How Clipper Works

Clipper’s design is contrary to that of most DEXs in several ways, the most significant being that it utilizes a unique market maker mechanism called the Formula Market Maker (FMM) rather than the Constant Product Market Maker (CPMM) used by most DEXs.

FMM Architecture

Clipper’s FMM is a hybrid mechanism that has both on-chain and off-chain components. It uses a more sophisticated pricing formula than the constant function used by CPMMs. The formula is part of the invariant function family that was developed in the original whitepaper on market making. Unlike CPMMs, whose pricing formulas only consider token ratios in pools, the FMM pricing function utilizes both token ratios and external, real-time market prices from centralized and decentralized oracles. Clipper’s FMM performs pricing computations off-chain then verifies and validates them on-chain to prevent malicious quotes and determine if there have been any significant price changes between the time pricing data was pulled off-chain and applied to an on-chain swap. Clipper’s sophisticated pricing formulas and real-time price oracles are highly efficient; keeping the hard work of solving formulas off-chain and verifying them on-chain avoids high gas costs while keeping the entire system trustless and transparent.
While the above describes how the FMM operates on the Polygon, Optimism, and Arbitrum versions of Clipper, on Ethereum it performs the comparative price computations and validations off-chain against the on-chain data. This further reduced Clipper’s gas usage on Ethereum, resulting in even lower gas costs for both traders and LPs—both relative to the previous iteration and other leading DEXs.

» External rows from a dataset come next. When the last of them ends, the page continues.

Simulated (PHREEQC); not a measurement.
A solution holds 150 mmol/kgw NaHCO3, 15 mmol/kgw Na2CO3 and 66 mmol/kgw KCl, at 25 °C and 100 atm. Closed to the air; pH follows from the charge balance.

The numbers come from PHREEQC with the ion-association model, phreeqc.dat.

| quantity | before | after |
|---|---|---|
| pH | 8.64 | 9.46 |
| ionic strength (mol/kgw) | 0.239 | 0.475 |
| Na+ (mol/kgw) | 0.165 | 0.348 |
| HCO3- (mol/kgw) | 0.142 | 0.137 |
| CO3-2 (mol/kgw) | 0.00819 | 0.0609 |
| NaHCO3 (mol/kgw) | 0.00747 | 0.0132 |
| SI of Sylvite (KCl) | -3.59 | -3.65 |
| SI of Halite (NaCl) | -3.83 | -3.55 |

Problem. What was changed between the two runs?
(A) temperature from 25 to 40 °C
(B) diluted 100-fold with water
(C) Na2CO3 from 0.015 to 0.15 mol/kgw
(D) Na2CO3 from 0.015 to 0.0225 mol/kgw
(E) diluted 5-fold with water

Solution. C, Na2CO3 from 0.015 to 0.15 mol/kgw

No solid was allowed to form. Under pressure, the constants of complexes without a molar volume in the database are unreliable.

How Clipper Avoids Impermanent Loss

There’s a major misconception that impermanent loss (IL) is an unavoidable feature of DEX liquidity pools. The misconception came about because most DEXs today utilize a CPMM and CPMMs are inherently prone to IL due to how they balance liquidity pool assets. Tokens on CPMM-based DEXs are priced by a constant function (x*y = k) and IL is caused by arbitrageurs exploiting discrepancies between the prices set by the CPMM and external market prices. While arbitrage activity keeps CPMM prices in line with the rest of the market, the profit arbitrageurs extract is siphoned from LP holdings.
💡 Despite its name, impermanent loss is a real risk that can have lasting and detrimental effects on LP returns. LPs realize this loss if upon withdrawing their stake from the pool, the value of the assets they retrieve is lower (at current market prices) than if they had simply held them.
Impermanent loss can be avoided by using a more sophisticated market maker with better pricing information. Clipper’s FMM uses both the token ratios in pools and decentralized price oracles to balance assets, instead of a constant function. The price oracles make it so that when external market prices change, Clipper’s prices update without the need for arbitrage trades. The absence of impermanent loss contributes to superior LP yields!
Note: This doesn’t mean that Clipper LPs are always profitable; all yield-generating opportunities come with a degree of risk. Clipper tracks the rebalancing portfolio you may have learned about in Modern Portfolio Theory. This portfolio provides optimal risk-adjusted beta exposure while generating free alpha from volatility along the way. It’s the approach that won a Nobel Prize in 1990.